For years, Supreme Court Justice Clarence Thomas has voiced his disapproval of the Voting Rights Act, believing it has outlived its necessity. Once seen as a lone dissenter, Thomas now finds himself in a powerful position. With a solid conservative majority on the Court, he may finally have the votes to reshape—or severely restrict—the landmark law that once transformed America’s electoral landscape.
The Voting Rights Act: Why It Still Matters
Enacted in 1965, the Voting Rights Act was a game-changer in U.S. history. Its primary goal was to end racial discrimination in voting, especially in Southern states where voter suppression was rampant. The law banned literacy tests, poll taxes, and other tactics designed to keep Black Americans from casting ballots. Over the years, it has been amended and challenged, but its core mission remains crucial: protecting every citizen’s right to vote.
Clarence Thomas: A Longtime Critic
Justice Thomas has long argued that parts of the Voting Rights Act—especially the provisions that gave the federal government oversight over state election laws—are no longer necessary. In his view, America has changed enough that these protections are outdated.
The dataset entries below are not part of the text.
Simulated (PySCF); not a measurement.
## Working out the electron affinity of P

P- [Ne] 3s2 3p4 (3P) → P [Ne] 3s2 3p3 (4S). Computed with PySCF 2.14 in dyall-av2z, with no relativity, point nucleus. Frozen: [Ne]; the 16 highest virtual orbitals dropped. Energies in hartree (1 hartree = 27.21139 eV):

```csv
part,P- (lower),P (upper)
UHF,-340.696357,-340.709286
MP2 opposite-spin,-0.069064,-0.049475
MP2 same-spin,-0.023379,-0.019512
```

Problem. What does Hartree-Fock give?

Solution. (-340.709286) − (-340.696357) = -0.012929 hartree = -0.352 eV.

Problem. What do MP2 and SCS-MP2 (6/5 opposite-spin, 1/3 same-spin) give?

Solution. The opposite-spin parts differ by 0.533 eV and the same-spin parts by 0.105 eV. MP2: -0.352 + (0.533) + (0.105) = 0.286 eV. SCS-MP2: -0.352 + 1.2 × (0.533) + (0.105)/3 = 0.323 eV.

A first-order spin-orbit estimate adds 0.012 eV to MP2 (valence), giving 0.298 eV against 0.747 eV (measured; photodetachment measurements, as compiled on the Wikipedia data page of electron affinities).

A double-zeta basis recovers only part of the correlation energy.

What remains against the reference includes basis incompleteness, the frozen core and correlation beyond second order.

He has stated, both in rulings and writings, that laws like Section 5 (which required some states to get federal approval before changing voting rules) are unconstitutional. He believes such sections place unfair burdens on states and no longer reflect modern-day realities.
Turning Point: Shelby County v. Holder
In 2013, the Court decided Shelby County v. Holder, a case that significantly weakened the Voting Rights Act. The justices struck down the formula that determined which states had to get pre-approval before making voting changes. While Chief Justice John Roberts wrote the majority opinion, Clarence Thomas went further—he wanted the entire preclearance section removed.
This decision opened the door for several states to pass stricter voting laws, many of which critics say unfairly impact minority voters.
The Numbers Game: Why Now Is Different
Back then, Thomas’s opinions didn’t carry the weight to rewrite the law. But things have changed. Today’s Supreme Court leans heavily conservative. Justices Gorsuch, Kavanaugh, and Barrett have joined the bench, all appointed by Republican presidents. With this new makeup, Clarence Thomas may finally have the numbers to carry out what he has advocated for decades: a major rollback of the Voting Rights Act.
Recent Cases Reflect the Shift
One major signal came in Brnovich v. DNC (2021), where the Court made it harder to challenge state voting laws under Section 2 of the Act. This section is supposed to stop rules that result in racial discrimination, even if discrimination isn’t the law’s intent. But with the Court’s new interpretation, proving harm has become much tougher.
Thomas supported this direction and continues to argue that states should have broader control over how they run elections.
What Could Be Next?
If the current Supreme Court majority agrees with Thomas in upcoming cases, we could see:
- Further weakening of Section 2, making it harder to challenge voter suppression tactics.
- Total removal of Section 5, even in theory.
- Expanded power for states to decide voting rules with less federal oversight.
- A rise in new voter restrictions, especially in battleground or conservative-leaning states.
In essence, what remains of the Voting Rights Act could be gutted.
Critics Warn of Backsliding
Civil rights groups are deeply concerned. They argue that voting discrimination hasn’t vanished—it has simply changed form. While we no longer see poll taxes or literacy tests, we do see strict voter ID laws, reduced early voting windows, and mass purging of voter rolls. These newer tactics still affect voters of color, especially in states with a history of discrimination.
For them, Clarence Thomas’s long-held views are dangerous—not just for minority voters but for democracy itself.
A Divided Nation on Voting Rights
The public is split. Some believe tighter laws are needed to prevent fraud, even though voter fraud remains rare. Others believe voter access should be expanded, not restricted. Congress has attempted to respond with legislation like the John Lewis Voting Rights Advancement Act, but political gridlock continues.
Meanwhile, the courts—especially the Supreme Court—are taking the lead. And Justice Thomas may finally be in control of the direction.
Final Thoughts: Democracy at a Crossroads
The Voting Rights Act was born from protest, sacrifice, and a desire for justice. It helped millions gain a voice in shaping the country’s future. Now, with Clarence Thomas and a conservative Supreme Court majority at the helm, the law’s power is hanging in the balance.
Whether the Act will be revived, redefined, or dismantled remains to be seen—but the decisions made in the coming months could echo for decades.